Some 15 years and a reported £300m after the idea first occurred to him, director James Cameron said that seeing the 3-D world of Avatar on the big screen, at its world premiere in London last night was a "big relief".
"It's a great feeling of satisfaction," said the director, whose last Hollywood movie was the blockbuster Titanic. "It's a big relief for me to be done with the film and to know that people are finally going to be seeing it, that it's out of my hands at this point."
Cameron says he initially conceived the idea for the movie in 1995, and has been waiting for technology to catch up. The story is set in the 22nd century on a distant planet, Pandora, where humans cannot breathe the air, but control hybrid creatures – avatars – via a mental link, and pillage natural resources. The fact that political and environmental reality has caught up, too, will do the film no harm.
Cameron said: "I see it as a broader metaphor, not so intensely politicised as some would make it, but rather that's how we treat the natural world as well.
"There's a sense of entitlement – 'We're here, we're big, we've got the guns, we've got the technology, we've got the brains, we therefore are entitled to every damn' thing on this planet.'
"That's not how it works and we're going to find out the hard way if we don't wise up and start seeking a life that's in balance with the natural cycles of life on earth."
The movie was made using a virtual camera and computer-generated animation. Reports of its cost vary from £150m to £300m, which would make it the most expensive film in history.
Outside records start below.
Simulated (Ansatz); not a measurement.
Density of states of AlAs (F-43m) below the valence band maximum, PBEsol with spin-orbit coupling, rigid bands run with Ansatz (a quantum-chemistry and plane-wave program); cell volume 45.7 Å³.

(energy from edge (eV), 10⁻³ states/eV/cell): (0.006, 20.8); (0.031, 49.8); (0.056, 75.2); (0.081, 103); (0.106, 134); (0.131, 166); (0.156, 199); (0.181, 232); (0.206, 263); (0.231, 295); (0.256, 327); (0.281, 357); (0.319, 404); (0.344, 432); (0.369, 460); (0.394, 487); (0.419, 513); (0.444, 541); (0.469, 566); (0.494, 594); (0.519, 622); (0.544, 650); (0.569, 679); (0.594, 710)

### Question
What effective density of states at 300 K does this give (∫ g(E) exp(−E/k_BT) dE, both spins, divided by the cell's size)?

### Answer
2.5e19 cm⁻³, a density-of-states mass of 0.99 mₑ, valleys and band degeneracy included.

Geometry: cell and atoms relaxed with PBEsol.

The opening 15 minutes were screened around the world earlier this year. Reactions were mixed – some found the CGI sequences, featuring the blue humanoid characters, off-putting. One critic dubbed the film "Dancing With Smurfs".
Cameron joined Avatar's stars – Sigourney Weaver, Sam Worthington, Zoe Saldana and Stephen Lang – on the blue carpet in London's Leicester Square. The film goes on general release a week today.